Etwas-Builders / Twitter-Source-Bot

Ever wanted to know the source of a tweet? Just @whosaidthis_bot and I'll tell you where it came from
https://twittersourcebot.tech/
15 stars 1 forks source link

Processing Large Files #50

Open CryogenicPlanet opened 4 years ago

CryogenicPlanet commented 4 years ago

From @rithvikmahin #24

Cause of issue: The sources found include PDF documents and academic papers that are very long, with over 1.5 million characters. SpaCy takes too long (over 30 seconds) to run nlp(text) and create a document object from the text and stalls the entire processing system.

Temporary solution: Created a timer that stops processing that document if it takes longer than 30 seconds and moves on to the next one.

Potential solution / TODO: Add a queue for all tweets that take longer than 30 seconds to process, and return a "Will provide the source later" statement to the user. Once the tweets are processed, return them to the user at any point in time later.

CryogenicPlanet commented 4 years ago

I had a potential solution to this and wanted your opinion @lunaroyster on it. For right now, we have a 30 second timeout and then we say we cannot cite it but I was thinking we could make a special case for these large files and add them to some sort of like queue in the background and process them when there are no other active tweets so that they can take as much time as they need.

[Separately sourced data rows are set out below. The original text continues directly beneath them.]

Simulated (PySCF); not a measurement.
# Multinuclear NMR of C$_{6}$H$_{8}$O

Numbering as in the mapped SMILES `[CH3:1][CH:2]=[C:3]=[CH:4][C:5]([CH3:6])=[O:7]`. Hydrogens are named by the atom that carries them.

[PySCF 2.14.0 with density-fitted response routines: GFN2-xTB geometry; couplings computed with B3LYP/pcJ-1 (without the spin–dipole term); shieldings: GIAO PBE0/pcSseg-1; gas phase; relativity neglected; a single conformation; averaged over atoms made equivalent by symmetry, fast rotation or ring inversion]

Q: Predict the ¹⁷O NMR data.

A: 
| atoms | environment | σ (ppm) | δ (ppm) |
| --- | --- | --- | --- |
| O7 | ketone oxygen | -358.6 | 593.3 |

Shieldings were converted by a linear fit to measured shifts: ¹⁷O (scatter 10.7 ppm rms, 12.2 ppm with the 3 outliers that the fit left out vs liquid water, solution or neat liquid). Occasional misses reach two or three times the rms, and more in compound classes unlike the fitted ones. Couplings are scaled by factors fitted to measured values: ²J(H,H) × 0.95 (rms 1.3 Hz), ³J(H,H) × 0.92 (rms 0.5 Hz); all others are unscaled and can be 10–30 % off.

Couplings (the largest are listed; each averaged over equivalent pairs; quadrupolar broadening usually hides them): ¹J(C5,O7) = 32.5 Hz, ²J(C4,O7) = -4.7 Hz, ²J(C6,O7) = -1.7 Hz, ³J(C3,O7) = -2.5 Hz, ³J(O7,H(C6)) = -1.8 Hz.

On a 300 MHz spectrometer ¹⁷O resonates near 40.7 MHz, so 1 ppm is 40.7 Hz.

So this would involve have a third promise statement, right now we have one of the sources resolves or none of them do, but we would need a third where one of them is classified as this large source. At this point we thought we could reply to the user saying hey we couldn't do it now but we'll continue trying or something.

Question 1: How would we implement this third promise state?

After this I was thinking we make a queue of these large sources and slowly go through them and pause them if a new tweet comes in.

Question 2: What's a good way to do this?

So @lunaroyster what do you think of this overall idea? Any better ways to fix the problem? Could we potentially use some decentralized thing to do this?

Could use those cheap fading repl kinda of servers to get more compute power for these and do them?